Until I got married, I did not take very many vacations.
In my first parish, I did take the required vacation time, and not just because it was required. I needed it. But, as a single pastor, I had a hard time figuring out where I could afford to travel, and would like to travel, by myself. So I often took vacations either to visit my sister or to my home town, where I still had friends.
As a child, I only remember taking two significant vacations with my family. My dad had his own business, a small Television Sales and Repair Shop, and he just couldn't be gone. (I also suspect that we couldn't afford to travel that much.) But when I was going into the 5th grade, we took a two week vacation out to Seattle, Washington, to visit my aunt and uncle and their two small children. My uncle had gotten a job at Boeing. It was the first time anyone from my family had moved so far away.
This was a Big Deal in many ways. My dad had never left his work for so long, and I'm sure it made him anxious. We drove out there, and it took us three days in the Rambler. I figured out that Montana was a Really Big State. It was the first time I ever saw a mountain, or an ocean. We stayed in motels every night, but just looked for blinking "vacancy" signs. On the way home we stopped at Yellowstone National Park and saw Old Faithful. My aunt and uncle took us to the ocean, the Space Needle, Mount Rainier, and other places that I don't remember any more.
The second major vacation was a family vacation to Disneyland, when I was 16 years old. This was about a year after my dad's business had gone bankrupt. He was working for someone else now, and had actual vacation coming. And this was the One Dream Vacation for our family. My dad got us hotel reservations all the way out to California. We stopped for an extra night in Denver, Colorado, to visit friends who had moved away. At Disneyland, we stayed at the Disneyland Hotel -- the height of luxury for us -- and had a tour guide for our first day at Disneyland. I was in total awe of her abilities, as she would speak to us, and then turn and speak to another set of tourists in french! I decided then and there that I wanted to be a tour guide at Disneyland when I grew up.
I sewed a little back then, and sewed myself three new pairs of shorts, two halter tops and one midriff blouse especially for our trip. Thus began my obsession with having "something new to wear" when I travel.

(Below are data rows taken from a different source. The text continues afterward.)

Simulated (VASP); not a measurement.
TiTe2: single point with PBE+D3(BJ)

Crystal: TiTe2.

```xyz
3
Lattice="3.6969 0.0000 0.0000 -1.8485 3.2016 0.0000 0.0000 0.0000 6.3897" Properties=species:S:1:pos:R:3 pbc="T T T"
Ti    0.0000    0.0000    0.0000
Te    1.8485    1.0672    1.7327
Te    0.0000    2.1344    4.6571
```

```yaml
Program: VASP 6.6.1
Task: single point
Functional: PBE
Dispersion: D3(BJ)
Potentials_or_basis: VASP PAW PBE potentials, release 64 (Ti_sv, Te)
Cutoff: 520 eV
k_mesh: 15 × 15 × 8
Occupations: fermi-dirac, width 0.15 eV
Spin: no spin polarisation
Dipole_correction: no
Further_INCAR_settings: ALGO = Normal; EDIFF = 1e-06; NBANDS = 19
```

Since getting married in 1999, I've travelled more than in my previous forty years combined. I've been to San Francisco, to Pennsylvania twice, to Disney World in Orlando, to Door County, Wisconsin, and to the North Shore of Minnesota. We've headed out to the Black Hills and Chicago by car, and to Albuquerque and the Grand Canyon by plane (haven't taken the train yet, though).
And since being up there at Lake Superior for the umpteenth time (and it never gets old, by the way), I've been thinking of two of the pleasures of vacations: there is the humble pleasure of discovering something for the first time, of realizing how little you really know about the world, and expanding that world just a little bit again. And there is the other pleasure of going back again to the place you've been before, the joy of returning to a familiar place, with its familiar mysteries.
I've been to the North Shore many times, but always a little later in the summer. This week was the first time I've seen the lupines bloom here.
I wonder if heaven will be that way too: familiar, but also full of discovery, comfortable, but strange.